The Perl processing script referenced by the form should be placed in your public_html directory along with the HTML form page; its file extension should be .cgi not .pl.
Your script should validate the inputs - you must learn to be paranoid, some hacker may submitting hand crafted Post requests with data intended to crash your application. (Hackers apparently have infinite time to waste on such things.) The checks should include a further test that the inputs do not all have the value "Any" (you cannot rely on client side checks - they reduce innocent errors but don't prevent deliberate attacks). A simple error report page should be generated if the request appears invalid (or if an attempt to connect to the database fails). An SQL query should be composed based on the validated input data; this should retrieve subject names and credit points from the info table, and enrolment details from the enrolment table (this can be done as a single query - ask Google about SQL select join statements). If no data are retrieved for the query (e.g. nothing loaded into database for the chosen faculty)then a simple error report should be generated. If data are retrieved, they should be presented to the user in tabular form as illustrated in the following image:
(The EFTS column represents the teaching load for a subject = number-enrolled*credit-points/48.)
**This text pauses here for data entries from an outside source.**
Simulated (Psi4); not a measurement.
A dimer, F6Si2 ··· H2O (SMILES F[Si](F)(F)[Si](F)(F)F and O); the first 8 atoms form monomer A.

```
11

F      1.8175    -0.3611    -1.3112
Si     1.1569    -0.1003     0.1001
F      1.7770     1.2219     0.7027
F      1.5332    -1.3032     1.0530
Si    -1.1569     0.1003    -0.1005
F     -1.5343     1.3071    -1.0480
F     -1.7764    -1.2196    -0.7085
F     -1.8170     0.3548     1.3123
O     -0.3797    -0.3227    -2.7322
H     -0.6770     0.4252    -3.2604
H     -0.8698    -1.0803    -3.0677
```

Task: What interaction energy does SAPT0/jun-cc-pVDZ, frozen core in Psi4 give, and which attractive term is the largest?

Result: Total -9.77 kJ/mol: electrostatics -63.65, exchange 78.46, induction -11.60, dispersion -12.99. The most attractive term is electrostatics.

Since your script is a CGI program, it will run in some odd environment defined by the web server. The program will need to set the environment variables needed by Oracle. The following environment variable settings appear to be needed:
$ENV{"ORACLE_HOME"} = "/usr/local/instantclient_10_2";
$ENV{"LD_LIBRARY_PATH"} = "/usr/local/instantclient_10_2";
$ENV{"TNS_ADMIN"} = "/usr/local/instantclient_10_2";
$ENV{"ORACLE_SID"} = "csci";
$ENV{"TWO_TASK"} = "csci";
You will also have to remember to set the appropriate usage permissions on the files in your public_html directory (and remember that you should disable access when you have finished testing lest lazy colleagues try to steal your script code!)
You are to prepare a report detailing your work in a word processor and convert this to a PDF file for submission.
For each section, you will include your Perl code and evidence (captured console I/O, screen shots, etc) for the correct operation of your code. You should include the source HTML of your form page as used in the third part.
The due date for submission will be announced in lectures; currently the submission date is set to be April 24th.
For CSCI399, asignments are submitted
electronically via the turnin system. For
this assignment you submit your report via the command:
turnin -c csci399 -a 2 A2.pdf
Remember, turnin only works when you are logged in to the
main banshee undergraduate server machine.
This information is primarily for the tutors who will be marking the assignment; but some of you might be interested.
Mark to 0.5 divisions, no 0.1 fractional marks.